13 comments on “Bloomberg: Fed Made Taxpayers Unwitting Junk-Bond Buyers

  1. Kendall Harmon says:

    As I sat here this evening reading this article (and looking at the beach), I thought of how often in the last several years I do not recognize the country I am in any more. I have run out of metaphors: living on Mars, Alice in Wonderland, inside Orwell’s 1984, etc. etc.

    I wonder if others of you feel the same way….

  2. Jill Woodliff says:

    Because so many of our leaders are liars, we don’t know what is reality.

  3. justinmartyr says:

    In related news, Ron Paul’s “Audit the Fed bill,” was voted down by congress today. The bill would have allowed the GAO to fully audit the Federal Reserve books for the first time in its history.

  4. John Wilkins says:

    As long as the wealthy don’t have to pay for their deceiving everybody else. They are the ones who get bailed out, who escaped. The pensioners get to pay.

    I’m not surprised that we miss the class dimension.

  5. centexn says:

    #1…I must have missed previous public expressions of your perspective. I assume you have reacted to other unique situations in previous posts. The situations I refer to might be such things as, the devaluation of the dollar, hyper-inflation, suspension of habeous corpus by executive order, martial law, policy making by the judiciary, the erosion of the first amendment, censorship of the internet, etc… . Do you speak of these or similar things within the vestry? Do you hear similar topics discussed at coffee hour after church? Is there any substantive communication at the parish level regarding the apparent disintegration of our society? Do you believe broaching such broad based subjects un-necessarily creates additional anxiety and could be considered capriciously negative and pessimistic? Is it common, if such matters are brought forward, they are done so only within the male population of the church say, at a men’s breakfast, or if not, why not? Do you believe it is every man for himself? The number 144,000 is looking more and more highly select. May the Lord have mercy on us all.

  6. Br. Michael says:

    [blockquote]A federal program designed to help impoverished families heat and cool their homes wasted more than $100 million paying the electric bills of thousands of applicants who were dead, in prison or living in million-dollar mansions, according to a government investigation.[/blockquote]

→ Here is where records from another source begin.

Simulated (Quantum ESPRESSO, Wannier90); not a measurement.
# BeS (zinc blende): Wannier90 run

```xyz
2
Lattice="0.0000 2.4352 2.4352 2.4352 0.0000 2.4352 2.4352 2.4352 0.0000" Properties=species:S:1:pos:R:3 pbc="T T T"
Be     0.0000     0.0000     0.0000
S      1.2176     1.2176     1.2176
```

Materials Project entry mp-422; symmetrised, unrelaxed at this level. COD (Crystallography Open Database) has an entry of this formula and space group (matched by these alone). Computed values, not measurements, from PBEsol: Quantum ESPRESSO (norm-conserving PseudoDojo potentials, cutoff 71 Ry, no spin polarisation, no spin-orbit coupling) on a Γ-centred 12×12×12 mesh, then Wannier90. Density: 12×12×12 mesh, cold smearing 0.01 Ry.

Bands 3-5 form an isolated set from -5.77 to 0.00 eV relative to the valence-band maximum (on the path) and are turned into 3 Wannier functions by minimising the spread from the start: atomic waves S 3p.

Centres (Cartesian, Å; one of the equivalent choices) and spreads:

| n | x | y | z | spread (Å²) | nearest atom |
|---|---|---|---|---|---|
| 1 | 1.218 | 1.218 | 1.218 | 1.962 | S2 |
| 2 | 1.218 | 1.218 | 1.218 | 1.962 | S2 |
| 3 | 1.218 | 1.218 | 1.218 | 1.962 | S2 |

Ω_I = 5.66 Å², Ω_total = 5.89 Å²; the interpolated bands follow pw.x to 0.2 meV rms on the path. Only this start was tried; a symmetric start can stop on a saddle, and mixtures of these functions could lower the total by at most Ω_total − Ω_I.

    Yeah, Government spending will make it all better.

  7. Paul PA says:

    John – I agree that people who do wrong should be penalized. However the approach you seem to be suggesting would penanlize a whole group of people for the stereotype of what a few have done. In other contexts – say race – this would be considered quite wrong

  8. Jimmy DuPre says:

    I saw this yesterday; interesting reading;
    There is mention of a book titled “This Time is Different” by Reinhart and Rogoff, which makes the case that this time is actually not different at all, just part of the economic cycle of this counrty since at least 1878, and that the problem is that when times are good, we want to believe that we have moved beyond severe economic recessions. This attitude almost gaurantees another turn down.

  9. Br. Michael says:

    And of course austerity and living within your means is never right. In bad times you can’t afford it and in good times you don’t need to. The result is that the spending goes onward and upward until the economy collapses.

  10. Jeremy Bonner says:


    I don’t want to detract from the seriousness of today’s situation, but I suspect your forbears were saying the same thing in 1810 – as Federalist resentment rose and the War of 1812 loomed – and in 1910 – as the Taft administration staggered toward the denoument of 1912 and Slavic nationalism simmered in the Balkans.

  11. graydon says:

    Politician are like diapers. They need to be changed frequently and for the same reason. [can’t recall to whom this should be attributed].

  12. Br. Michael says:

    10, how about 1860? That little blip only cost 620,000 casualties.

  13. Jeremy Bonner says:

    Br. Michael,

    I picked the years exactly one century and two centuries behind us as illustrative. As I said, I’m not discounting the severity of today’s situation, merely that “we’ve never had it so bad” is simply the obverse of the Golden Age syndrome.

    And the “little blip” language is yours not mine.